What is a Bitcoin wallet?
July 13, 2019
If you’ve heard about Bitcoin you’ve probably heard about wallets. We’ve seen the Bitcoin address (public key) and private key notions in this article. We have also said that for privacy reasons multiple public and private keys should be used. But imagine if you would have to remember a series of digits and letters without any sense? It wouldn’t be that great isn’t it?
In this article, we are going to cover the basics of what everyone should know about wallets to survive in Bitcoin and cryptocurrencies!
A wallet is an application. Some can run on your computer, your smartphone or even specialized devices (they are called “hardware wallets” and we will cover them later)! They most of the time do multiple things like:
- providing a UI (User Interface) for the user. It can be graphical (like on a computer or smartphone) but there are also command lines wallets for experimented users.
- managing your private and public keys. Need an address to receive a payment? The wallet will generate this for you!
- creating and signing transactions, i.e. sending money.
- Displaying the balance and the history of the transactions without having to care about which key is concerned by the transaction.
Wallets are closer to a key-ring that an actual wallet. It’s an application that handles your keys!

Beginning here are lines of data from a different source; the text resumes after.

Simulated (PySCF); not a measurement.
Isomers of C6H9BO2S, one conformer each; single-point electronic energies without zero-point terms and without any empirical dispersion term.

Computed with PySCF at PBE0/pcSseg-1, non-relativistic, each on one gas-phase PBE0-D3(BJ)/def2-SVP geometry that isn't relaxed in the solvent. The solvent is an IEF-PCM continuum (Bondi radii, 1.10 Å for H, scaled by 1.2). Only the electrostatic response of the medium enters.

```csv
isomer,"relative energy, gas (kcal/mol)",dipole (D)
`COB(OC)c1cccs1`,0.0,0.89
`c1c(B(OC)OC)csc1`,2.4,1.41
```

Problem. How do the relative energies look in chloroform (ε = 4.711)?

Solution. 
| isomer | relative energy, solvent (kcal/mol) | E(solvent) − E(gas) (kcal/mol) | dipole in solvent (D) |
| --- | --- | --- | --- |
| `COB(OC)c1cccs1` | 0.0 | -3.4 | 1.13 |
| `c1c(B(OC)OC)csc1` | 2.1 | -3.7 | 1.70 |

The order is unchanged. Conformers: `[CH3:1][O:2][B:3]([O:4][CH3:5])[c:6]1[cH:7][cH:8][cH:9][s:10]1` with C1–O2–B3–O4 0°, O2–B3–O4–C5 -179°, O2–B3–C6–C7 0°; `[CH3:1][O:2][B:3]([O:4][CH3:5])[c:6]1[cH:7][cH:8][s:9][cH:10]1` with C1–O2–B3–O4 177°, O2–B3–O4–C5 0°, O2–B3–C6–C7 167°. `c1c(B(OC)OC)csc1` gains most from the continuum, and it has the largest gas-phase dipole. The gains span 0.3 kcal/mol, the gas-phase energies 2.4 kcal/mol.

We have already talked about one wallet application in this article. The Bitcoin Core application includes a wallet! Being a reference software, it’s safe to assume that it works well and is quite secure.
There are multiple types of wallets. Most wallets right now are Hierarchical Deterministic Wallets, or HD wallets for short.
Deterministic means that all the keys (private and public) that are handled by your wallet are generated from a seed. That seed is a number. For practical reasons and since the BIP-39 (BIP stands for “Bitcoin Improvement Proposal”. Bitcoin is a living thing, it gets improved over time!) this number can be represented as a mnemonic code: a sequence of English words.
Here is an example of a seed phrase taken from the bitcoin.it wiki:
witch collapse practice feed shame open despair creek road again ice least
⚠️ Don’t use this seed phrase for your personal wallet!
This seed format is useful for multiple reasons. You could change your wallet software and still have the same seed. In this case, it would display your money as it was in the previous software!
Or you could, for example, lose your phone containing your seed. In this case, your money would be lost… That’s why you must ALWAYS write your seed down on a piece of paper that you would keep in a safe place. Why a piece of paper and not some text file on your computer? For security reasons. Computers often get compromised and seeds are things that are looked for in these computers. Someone stumbling upon your seed could initialize a new wallet with this key and move your funds to their wallet. You would lose everything!
The wallet handles multiple keys. So let’s say you want to send 1BTC to someone. Your wallet displays the balance: 1BTC but under the hood, you probably have 0.1 BTC on one public key, 0.7 BTC on another and 0.2 BTC to a third one. Your wallet won’t bother you with this kind of detail. It will just count the amount on each address you have and sum it to display the balance.
When you create a transaction the wallet will do as you would do if you were paying with cash! You would gather the necessary amount for the payment (more if you don’t have the exact amount) give it to the cashier and the cashier would hand you the change. The wallet does exactly that (minus the transaction fees) and it will send the change to another public address belonging to your wallet!
There are different types of wallets. If you want to understande the differences between these types of wallets, read this other article!
There are plenty of wallet softwares and it might be difficult to choose one! Here is my advice to chose a wallet and get started.
You might not be from the tech world so I will explain what open-source is as simply as possible.
Applications you use on your computer or smartphones are computer programs that have been programmed by developers. These developers create programs by typing lines of code. With open-source programs, you can read the line of code behind the program you are using. You don’t have to understand it or read it yourself but other people can do it. It means that if some malevolent programmer wants to add some lines of code to steal your coins then someone could see these lines and alert potential users that their coins are not safe.
That’s why I would only choose an open-source wallet.
Some websites offer online wallets. It means that they handle “your” keys for you. As I said in another article: not your keys, not your coins! I wouldn’t trust online wallets. If you really want to use them because it’s convenient (you just have to remember a login and password), use it only for small amounts! Sites get hacked every day. You don’t want to take the risk.
I’ve tried Copay and I think it’s great for Android so I would recommend it as a wallet for your phone.
If you plan to keep it on your coins on your computer, I recommend the reference software for Bitcoin that I spoke about earlier: Bitcoin Core. It can be used to create a full node but if you just want a wallet you can just disable downloading the whole blockchain.